From 4a04172e6e3c793748ca16ce3d556e81cb048300 Mon Sep 17 00:00:00 2001
From: pkufool <wkang.pku@gmail.com>
Date: Thu, 29 Feb 2024 10:39:21 +0800
Subject: [PATCH] Fix comments, more fixes

---
 .../keyword-spotter-from-microphone.py        | 12 -------
 python-api-examples/keyword-spotter.py        |  1 -
 .../python/sherpa_onnx/keyword_spotter.py     | 35 +++++++++++--------
 3 files changed, 20 insertions(+), 28 deletions(-)

diff --git a/python-api-examples/keyword-spotter-from-microphone.py b/python-api-examples/keyword-spotter-from-microphone.py
index f1e550400..4b0be3159 100755
--- a/python-api-examples/keyword-spotter-from-microphone.py
+++ b/python-api-examples/keyword-spotter-from-microphone.py
@@ -98,7 +98,6 @@ def get_args():
     parser.add_argument(
         "--keywords-file",
         type=str,
-        default="",
         help="""
         The file containing keywords, one words/phrases per line, and for each
         phrase the bpe/cjkchar/pinyin are separated by a space. For example:
@@ -128,17 +127,6 @@ def get_args():
         """,
     )
 
-    parser.add_argument(
-        "sound_files",
-        type=str,
-        nargs="+",
-        help="The input sound file(s) to decode. Each file must be of WAVE"
-        "format with a single channel, and each sample has 16-bit, "
-        "i.e., int16_t. "
-        "The sample rate of the file can be arbitrary and does not need to "
-        "be 16 kHz",
-    )
-
     return parser.parse_args()
 
 
diff --git a/python-api-examples/keyword-spotter.py b/python-api-examples/keyword-spotter.py
index ccd9e4fe1..64debbddb 100755
--- a/python-api-examples/keyword-spotter.py
+++ b/python-api-examples/keyword-spotter.py
@@ -83,7 +83,6 @@ def get_args():
     parser.add_argument(
         "--keywords-file",
         type=str,
-        default="",
         help="""
         The file containing keywords, one words/phrases per line, and for each
         phrase the bpe/cjkchar/pinyin are separated by a space. For example:
diff --git a/sherpa-onnx/python/sherpa_onnx/keyword_spotter.py b/sherpa-onnx/python/sherpa_onnx/keyword_spotter.py
index a176b3487..8373dd091 100644
--- a/sherpa-onnx/python/sherpa_onnx/keyword_spotter.py
+++ b/sherpa-onnx/python/sherpa_onnx/keyword_spotter.py
@@ -19,7 +19,7 @@ def _assert_file_exists(f: str):
 
 
 class KeywordSpotter(object):
-    """A class for streaming speech recognition.

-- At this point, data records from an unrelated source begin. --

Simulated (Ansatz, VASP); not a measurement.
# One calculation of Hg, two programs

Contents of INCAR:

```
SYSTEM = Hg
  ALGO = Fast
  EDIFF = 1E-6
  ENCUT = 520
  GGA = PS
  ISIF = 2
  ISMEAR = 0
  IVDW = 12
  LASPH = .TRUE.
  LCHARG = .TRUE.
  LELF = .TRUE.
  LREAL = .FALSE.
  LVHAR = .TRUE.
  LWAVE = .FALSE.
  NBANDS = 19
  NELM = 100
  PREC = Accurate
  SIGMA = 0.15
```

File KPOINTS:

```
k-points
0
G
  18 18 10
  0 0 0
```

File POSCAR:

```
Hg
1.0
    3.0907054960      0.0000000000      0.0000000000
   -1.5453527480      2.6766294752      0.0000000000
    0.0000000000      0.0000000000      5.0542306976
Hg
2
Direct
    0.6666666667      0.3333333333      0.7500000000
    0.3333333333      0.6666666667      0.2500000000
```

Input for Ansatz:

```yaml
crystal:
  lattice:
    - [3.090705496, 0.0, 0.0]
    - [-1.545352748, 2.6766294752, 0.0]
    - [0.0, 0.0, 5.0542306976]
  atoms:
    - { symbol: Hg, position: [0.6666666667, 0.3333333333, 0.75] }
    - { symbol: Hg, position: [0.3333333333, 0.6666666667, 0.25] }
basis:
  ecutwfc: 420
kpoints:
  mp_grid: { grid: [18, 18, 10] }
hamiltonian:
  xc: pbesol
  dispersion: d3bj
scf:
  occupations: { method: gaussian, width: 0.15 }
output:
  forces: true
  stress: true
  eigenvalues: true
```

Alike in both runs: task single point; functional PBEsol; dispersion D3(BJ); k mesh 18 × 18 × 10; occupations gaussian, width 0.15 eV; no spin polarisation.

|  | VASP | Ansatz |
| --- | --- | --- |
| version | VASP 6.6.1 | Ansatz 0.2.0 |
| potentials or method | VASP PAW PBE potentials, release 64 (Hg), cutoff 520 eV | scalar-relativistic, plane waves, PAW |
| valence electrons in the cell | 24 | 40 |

+    """A class for keyword spotting.
 
     Please refer to the following files for usages
      - https://github.com/k2-fsa/sherpa-onnx/blob/master/python-api-examples/keyword-spotter.py
@@ -32,11 +32,11 @@ def __init__(
         encoder: str,
         decoder: str,
         joiner: str,
+        keywords_file: str,
         num_threads: int = 2,
         sample_rate: float = 16000,
         feature_dim: int = 80,
         max_active_paths: int = 4,
-        keywords_file: str = "",
         keywords_score: float = 1.5,
         keywords_threshold: float = 0.35,
         num_tailing_blanks: int = 1,
@@ -61,6 +61,9 @@ def __init__(
             Path to ``decoder.onnx``.
           joiner:
             Path to ``joiner.onnx``.
+          keywords_file:
+            The file containing keywords, one word/phrase per line, and for each
+            phrase the bpe/cjkchar/pinyin are separated by a space.
           num_threads:
             Number of threads for neural network computation.
           sample_rate:
@@ -70,14 +73,16 @@ def __init__(
           max_active_paths:
             Use only when decoding_method is modified_beam_search. It specifies
             the maximum number of active paths during beam search.
-          keywords_file:
-            The file containing hotwords, one words/phrases per line, and for each
-            phrase the bpe/cjkchar are separated by a space.
           keywords_score:
-            The hotword score of each token for biasing word/phrase. Used only if
-            hotwords_file is given with modified_beam_search as decoding method.
+            The boosting score of each token for keywords. The larger the easier to
+            survive beam search.
           keywords_threshold:
+            The trigger threshold (i.e. probability) of the keyword. The larger the
+            harder to trigger.
           num_tailing_blanks:
+            The number of tailing blanks a keyword should be followed. Setting
+            to a larger value (e.g. 8) when your keywords has overlapping tokens
+            between each other.
           provider:
             onnxruntime execution providers. Valid values are: cpu, cuda, coreml.
         """
@@ -107,13 +112,13 @@ def __init__(
         )
 
         keywords_spotter_config = KeywordSpotterConfig(
-            feat_config,
-            model_config,
-            max_active_paths,
-            num_tailing_blanks,
-            keywords_score,
-            keywords_threshold,
-            keywords_file,
+            feat_config=feat_config,
+            model_config=model_config,
+            max_active_paths=max_active_paths,
+            num_tailing_blanks=num_tailing_blanks,
+            keywords_score=keywords_score,
+            keywords_threshold=keywords_threshold,
+            keywords_file=keywords_file,
         )
         self.keyword_spotter = _KeywordSpotter(keywords_spotter_config)
 
@@ -121,7 +126,7 @@ def create_stream(self, keywords: Optional[str] = None):
         if keywords is None:
             return self.keyword_spotter.create_stream()
         else:
-            return self.keyword_spotter.create_stream(hotwords)
+            return self.keyword_spotter.create_stream(keywords)
 
     def decode_stream(self, s: OnlineStream):
         self.keyword_spotter.decode_stream(s)